DRIVERS in Kuala Lumpur lost 170 hours, or seven days and two hours, stuck in rush hour traffic, reveals TomTom’s Traffic Index.
In that time, eight sweaters could have been knitted or 8,170 cookies baked. Or better still, 170 trees could have been planted.
Or ironically, finished reading 5,106 pages of Marcel Proust’s In Search of Lost Time (À La Recherche Du Temps Perdu).
At what cost to the Malaysian economy is hard to tell, but there is a proxy measurement. Yesterday, the New Straits Times carried a Reuters report quoting an INRIX Inc study that said drivers in the United States lost 99 hours or US$88 billion last year due to traffic jams.
Adjusting for longer hours and local wages, our Malaysian economy must have taken a few billion ringgit bang. Not to mention the hole we are making in the ozone layer.
Thankfully, Kuala Lumpur is not the most congested city in the world. That unwelcome distinction goes to India’s Bengaluru, formerly known as Bangalore (the name change hasn’t helped), with a congestion level of 71 per cent. Our capital city is ranked 46 with a congestion level of 37 per cent, up one per cent from 2018.
But congestion can vary with time and day. Evening jam chokes traffic with 84 per cent congestion, while morning rush hour records 63 per cent congestion.
As for the days, Friday has the highest drive time, with 62 per cent congestion, while Sunday is an easy drive at 11 per cent congestion.
But congestion isn’t just about time or day. It is more about cities, roads and cars. One writer compared driving in Manila (second most congested city in the world) in the Philippines with driving past the neck of an hour glass.
Kuala Lumpur isn’t there yet, but will be soon after being Thailand’s Bangkok first. We have tried tunnels and bridges but those haven’t worked.
We are now trying more tunnels and some more bridges. Like those before, these won’t work either. There are just too many cars on the road.
Three or four cars per family isn’t odd here. Even really old bangers that are decrepit with age make the crawl worse. Congestion charges into the city may help, but first, we must have a good public transport system.
To be blunt, save for the city trains, our public transport is a crying shame. Buses are unreliable. They rarely come on time. Drivers? Some are so riled up with rage it is a wonder how the bus companies allow them to be at the wheels. Taxis? Their shame index is a recurring global story.
The city of Kuala Lumpur, and even others, seem to have been designed to keep traffic congestion in, not out. Condominiums spring up like mushrooms everywhere, with just a road in between.
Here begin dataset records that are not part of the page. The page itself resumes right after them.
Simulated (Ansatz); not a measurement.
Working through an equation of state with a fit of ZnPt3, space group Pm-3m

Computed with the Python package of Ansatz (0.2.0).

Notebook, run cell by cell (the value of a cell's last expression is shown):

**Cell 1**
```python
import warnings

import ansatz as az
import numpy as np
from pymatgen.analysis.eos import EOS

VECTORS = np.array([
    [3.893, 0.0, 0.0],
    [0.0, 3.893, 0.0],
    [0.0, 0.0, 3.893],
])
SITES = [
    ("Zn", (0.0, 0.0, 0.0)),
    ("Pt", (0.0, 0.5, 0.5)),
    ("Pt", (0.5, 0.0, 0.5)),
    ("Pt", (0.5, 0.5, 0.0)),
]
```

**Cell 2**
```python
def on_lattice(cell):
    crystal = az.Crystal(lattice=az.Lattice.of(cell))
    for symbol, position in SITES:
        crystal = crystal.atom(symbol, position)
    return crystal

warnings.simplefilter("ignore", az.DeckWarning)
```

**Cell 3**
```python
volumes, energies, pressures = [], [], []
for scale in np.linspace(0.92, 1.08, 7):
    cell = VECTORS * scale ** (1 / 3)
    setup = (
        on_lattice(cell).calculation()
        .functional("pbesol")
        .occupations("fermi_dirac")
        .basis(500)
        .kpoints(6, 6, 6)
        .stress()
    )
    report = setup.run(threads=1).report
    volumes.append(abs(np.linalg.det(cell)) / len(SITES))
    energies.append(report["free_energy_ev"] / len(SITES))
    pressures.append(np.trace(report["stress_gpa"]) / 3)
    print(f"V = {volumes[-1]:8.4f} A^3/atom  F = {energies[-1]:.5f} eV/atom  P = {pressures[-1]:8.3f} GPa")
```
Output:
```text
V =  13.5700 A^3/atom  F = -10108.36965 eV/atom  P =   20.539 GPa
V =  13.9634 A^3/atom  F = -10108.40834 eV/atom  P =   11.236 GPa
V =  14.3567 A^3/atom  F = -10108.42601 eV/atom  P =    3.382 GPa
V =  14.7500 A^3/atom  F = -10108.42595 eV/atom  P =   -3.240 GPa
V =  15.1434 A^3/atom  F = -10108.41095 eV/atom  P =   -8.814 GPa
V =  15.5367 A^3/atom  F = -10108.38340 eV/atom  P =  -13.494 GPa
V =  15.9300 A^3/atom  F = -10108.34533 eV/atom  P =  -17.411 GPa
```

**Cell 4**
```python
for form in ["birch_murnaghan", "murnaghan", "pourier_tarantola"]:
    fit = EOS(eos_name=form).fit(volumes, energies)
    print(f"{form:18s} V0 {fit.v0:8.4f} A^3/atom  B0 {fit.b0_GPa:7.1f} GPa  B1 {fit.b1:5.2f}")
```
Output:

Not to mention sprawling shopping malls. Accommodating increased traffic would mean a flyover on another flyover. This has to stop at some point.
There are three ways out of this mess. One, transport companies must be made to give the best service with what is already there. This means cheap, clean and reliable modes of transport.
Two, commuters be given access to a multimodal transport app that makes it easier for them to get around without their cars. Three, build smart cities that make travelling almost unnecessary.